Andy opens his essay of August 16, 2019, with praise for Straussian Michael Anton as ‘brilliant, bespoke’ it might be a faux pas to call a man ‘chic’? Mr. Anton began his career, at least to my knowledge, with his The Suit: A Machiavellian Approach to Men’s Style under the pretentious non de plume of Nicholas Antongiavanni in 2006. Is this book the ‘root‘ of Andy’s use of the word ‘bespoke’? Andy begins his essay:
In the first year of the Trump presidency, I had a very pleasant dinner with Michael Anton, the brilliant, bespoke Straussian who went to work for Trump’s National Security Council for a while. I wanted to talk to him about reactionism, that streak in conservative thought that can become revolutionary in its hostility to modernity, but the conversation ended up sprawling far beyond that topic. Anton is something of an intellectual pariah — a Washington Post columnist wrote last year that “there is little reason to ever listen” to him — but he’s a pariah in part because he’s a reactionary with a first-class mind. And that’s why I often listen to him. He reminds me why I’m a conservative, …
http://nymag.com/intelligencer/2019/08/andrew-sullivan-the-limits-of-my-conservatism.html#comments
Not to forget Anton’s essay of March 2016 under the pen name of Publius Decius Mus:
The Flight of 93 Election
But we can probably do better than we are doing now. First, stop digging. No more importing poverty, crime, and alien cultures. We have made institutions, by leftist design, not merely abysmal at assimilation but abhorrent of the concept. We should try to fix that, but given the Left’s iron grip on every school and cultural center, that’s like trying to bring democracy to Russia. A worthy goal, perhaps, but temper your hopes—and don’t invest time and resources unrealistically.

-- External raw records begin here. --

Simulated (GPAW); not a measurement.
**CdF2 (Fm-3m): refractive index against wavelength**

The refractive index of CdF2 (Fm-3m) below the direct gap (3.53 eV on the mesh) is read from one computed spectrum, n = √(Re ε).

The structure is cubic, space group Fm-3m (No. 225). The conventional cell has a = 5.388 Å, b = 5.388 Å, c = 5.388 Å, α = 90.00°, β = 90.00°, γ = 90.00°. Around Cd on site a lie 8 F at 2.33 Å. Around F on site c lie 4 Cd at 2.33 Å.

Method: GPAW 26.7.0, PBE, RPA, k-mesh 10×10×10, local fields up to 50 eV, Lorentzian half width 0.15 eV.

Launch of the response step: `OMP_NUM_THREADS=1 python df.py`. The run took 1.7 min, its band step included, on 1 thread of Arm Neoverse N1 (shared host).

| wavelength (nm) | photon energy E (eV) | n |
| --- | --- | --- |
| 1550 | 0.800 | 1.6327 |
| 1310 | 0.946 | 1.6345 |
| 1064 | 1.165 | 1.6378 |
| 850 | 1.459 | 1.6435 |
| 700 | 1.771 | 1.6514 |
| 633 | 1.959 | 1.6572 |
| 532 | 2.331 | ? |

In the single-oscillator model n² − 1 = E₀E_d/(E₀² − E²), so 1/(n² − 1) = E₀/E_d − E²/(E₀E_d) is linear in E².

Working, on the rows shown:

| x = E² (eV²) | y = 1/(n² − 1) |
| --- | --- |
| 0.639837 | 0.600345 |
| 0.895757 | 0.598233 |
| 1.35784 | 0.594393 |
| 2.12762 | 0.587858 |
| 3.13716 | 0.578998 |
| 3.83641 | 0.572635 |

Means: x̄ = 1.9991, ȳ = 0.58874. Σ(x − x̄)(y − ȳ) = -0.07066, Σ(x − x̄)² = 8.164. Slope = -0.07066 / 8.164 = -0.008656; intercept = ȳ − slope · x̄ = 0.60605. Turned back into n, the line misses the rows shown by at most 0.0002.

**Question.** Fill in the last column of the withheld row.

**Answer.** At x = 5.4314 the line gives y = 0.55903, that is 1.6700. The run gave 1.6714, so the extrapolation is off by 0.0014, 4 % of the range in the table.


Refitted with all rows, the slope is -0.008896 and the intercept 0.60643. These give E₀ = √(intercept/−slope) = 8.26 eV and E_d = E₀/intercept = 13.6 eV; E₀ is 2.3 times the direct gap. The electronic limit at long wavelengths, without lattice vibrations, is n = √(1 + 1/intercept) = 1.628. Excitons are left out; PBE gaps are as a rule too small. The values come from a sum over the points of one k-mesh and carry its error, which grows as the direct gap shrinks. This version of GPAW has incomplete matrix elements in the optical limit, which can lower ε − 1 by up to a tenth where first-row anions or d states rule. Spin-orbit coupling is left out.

By contrast, simply building a wall and enforcing immigration law will help enormously, by cutting off the flood of newcomers that perpetuates ethnic separatism and by incentivizing the English language and American norms in the workplace. These policies will have the added benefit of aligning the economic interests of, and (we may hope) fostering solidarity among, the working, lower middle, and middle classes of all races and ethnicities. The same can be said for Trumpian trade policies and anti-globalization instincts. Who cares if productivity numbers tick down, or if our already somnambulant GDP sinks a bit further into its pillow? Nearly all the gains of the last 20 years have accrued to the junta anyway. It would, at this point, be better for the nation to divide up more equitably a slightly smaller pie than to add one extra slice—only to ensure that it and eight of the other nine go first to the government and its rentiers, and the rest to the same four industries and 200 families.
Will this work? Ask a pessimist, get a pessimistic answer. So don’t ask. Ask instead: is it worth trying? Is it better than the alternative? If you can’t say, forthrightly, “yes,” you are either part of the junta, a fool, or a conservative intellectual.
And if it doesn’t work, what then? We’ve established that most “conservative” anti-Trumpites are in the Orwellian sense objectively pro-Hillary. What about the rest of you? If you recognize the threat she poses, but somehow can’t stomach him, have you thought about the longer term? The possibilities would seem to be: Caesarism, secession/crack-up, collapse, or managerial Davoisie liberalism as far as the eye can see … which, since nothing human lasts forever, at some point will give way to one of the other three. Oh, and, I suppose, for those who like to pour a tall one and dream big, a second American Revolution that restores Constitutionalism, limited government, and a 28% top marginal rate.
But for those of you who are sober: can you sketch a more plausible long-term future than the prior four following a Trump defeat? I can’t either.
The election of 2016 is a test—in my view, the final test—of whether there is any virtù left in what used to be the core of the American nation. If they cannot rouse themselves simply to vote for the first candidate in a generation who pledges to advance their interests, and to vote against the one who openly boasts that she will do the opposite (a million more Syrians, anyone?), then they are doomed. They may not deserve the fate that will befall them, but they will suffer it regardless.
https://www.claremont.org/crb/basicpage/the-flight-93-election/
On the ‘Straussians’ and their intellectual apologists like Andy, the reader need only look to Nicholas Xenos’ book ‘Cloaked in Virtue’ for a telling expose of Leo Strauss and his mendacious, not to speak of politically self-serving, re-reading of the Philosophical Tradition!
Andy Divine has just commenced his latest encyclical! Of interest to readers is that Andy began as a Thatcherite, then ‘evolved’ into a Neo-Conservative, and finally became a Neo-Liberal. With the carefully recorded political enthusiasms along the way: of the racist Conservative Sociology of ‘The Bell Curve’ and the Iraq War, to name just two examples of his non-existent good judgement. I will stop here, as the I have reached the maximum number of unpaid views, and think that five dollars is too high a price to pay for Andy’s self-congratulatory chatter!